But the overall concept of global low latency high-speed internet is honestly profound. Now you might think this is some kind of hippy-dippy silicon valley save the world type speech, but hear me out. Access to information is the way our species has grown, evolved, problem solved, and developed economies. There’s always been a divide between the wealthy or educated and those without good access to education. Starting way way back, valuing information and ideas is what helped make the Greek, Roman, and Ottoman Empires and others thrive. Or think of when the printing press helped disseminate information that was otherwise reserved for the ultra-wealthy. There was even a time where people who owned encyclopedias were literally considered well to do because they could not only afford the whole book set but also had access to the information within at the tips of their fingers.

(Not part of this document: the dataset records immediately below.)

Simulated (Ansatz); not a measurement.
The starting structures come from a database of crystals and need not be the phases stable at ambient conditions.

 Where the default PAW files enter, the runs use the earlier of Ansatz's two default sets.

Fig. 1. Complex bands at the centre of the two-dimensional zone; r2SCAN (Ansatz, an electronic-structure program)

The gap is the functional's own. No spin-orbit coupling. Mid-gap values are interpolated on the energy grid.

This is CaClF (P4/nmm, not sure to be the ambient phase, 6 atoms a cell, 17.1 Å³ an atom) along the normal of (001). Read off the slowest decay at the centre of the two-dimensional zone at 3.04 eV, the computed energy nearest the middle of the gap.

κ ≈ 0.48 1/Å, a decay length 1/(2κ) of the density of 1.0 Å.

Nowadays we STILL live in a time when not everyone has the same access to the internet, whether it be because of socioeconomic divides or politically fueled firewalls, those who have unfiltered access to the internet can literally do anything. Just look at YouTube! Here you are, likely an average person with no formal connection to anything aerospace or astrophysics related and yet you’re learning information about it right now. Or you can be someone who literally teaches themselves to program and build their own model rockets that can propulsively land when you have access to the internet, right Joe Barnard?

Once Starlink is fully rolled out, you can be pretty much ANYWHERE on the planet Earth (for now) and have full high-speed access to the internet. Just like how cell phone adoption leapfrogged landlines in rural areas around the world, this will be another leapfrog moment that lowers the physical and hopefully economic barriers of entry to the internet as well.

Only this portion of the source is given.